Section 2.3. Distributed Development

2.3. Distributed Development

Distributed development is more than just a fad or even a trend. Organizations and companies large and small are using diverse, globally distributed teams to develop their software. The free software development movement showed the world how to develop internationally. Well before SourceForge.net became a site that every programmer had heard of, projects working together over the Internet or far-flung connected corporate networks developed much of the software that we use today.

In fact, the tools they developed to do that are now considered the baseline standard for developerd everywhere. What company in its right mind doesn't mandate that its programmers use some form of version control and bug tracking? I ask this rhetorically, but for a long time in the software business, you couldn't make this assumption. Small development shops would back up their data, for sure, but that's not version control.

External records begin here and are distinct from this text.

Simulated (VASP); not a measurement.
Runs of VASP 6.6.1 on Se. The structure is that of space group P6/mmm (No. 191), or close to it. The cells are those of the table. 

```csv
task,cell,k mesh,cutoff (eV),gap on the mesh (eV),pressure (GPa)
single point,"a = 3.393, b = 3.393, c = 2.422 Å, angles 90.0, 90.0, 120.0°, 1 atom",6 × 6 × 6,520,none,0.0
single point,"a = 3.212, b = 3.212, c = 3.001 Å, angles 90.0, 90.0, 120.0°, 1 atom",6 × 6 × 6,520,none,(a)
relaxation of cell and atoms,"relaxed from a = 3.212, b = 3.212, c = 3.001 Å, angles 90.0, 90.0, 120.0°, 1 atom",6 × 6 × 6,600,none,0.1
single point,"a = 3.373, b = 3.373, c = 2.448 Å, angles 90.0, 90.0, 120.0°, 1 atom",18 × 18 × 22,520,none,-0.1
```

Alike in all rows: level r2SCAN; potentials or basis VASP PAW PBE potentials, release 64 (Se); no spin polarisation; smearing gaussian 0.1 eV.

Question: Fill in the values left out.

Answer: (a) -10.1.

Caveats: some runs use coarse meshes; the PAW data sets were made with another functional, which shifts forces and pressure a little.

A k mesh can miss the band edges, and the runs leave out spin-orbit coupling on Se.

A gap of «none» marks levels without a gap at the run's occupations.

Distributed development is about more than just version control. It's also about communications and bug tracking and distribution of the end result of software.

2.3.1. Understanding Version Control

Programming is an inherently incremental process. Code, then build, then test. Repeat. Do not fold, spindle, or mutilate.^[5] Each step requires the developer to save the program and run it through a compiler or interpreter. After enough of these cycles, the program can do a new thing or an old thing better, and the developer checks the code into a repository, preferably not on his machine. Then the repository can be backed up or saved on a hierarchical storage system. Then, should a developer's workstation crash, the worst case is that the only work lost is that done since the last check-in.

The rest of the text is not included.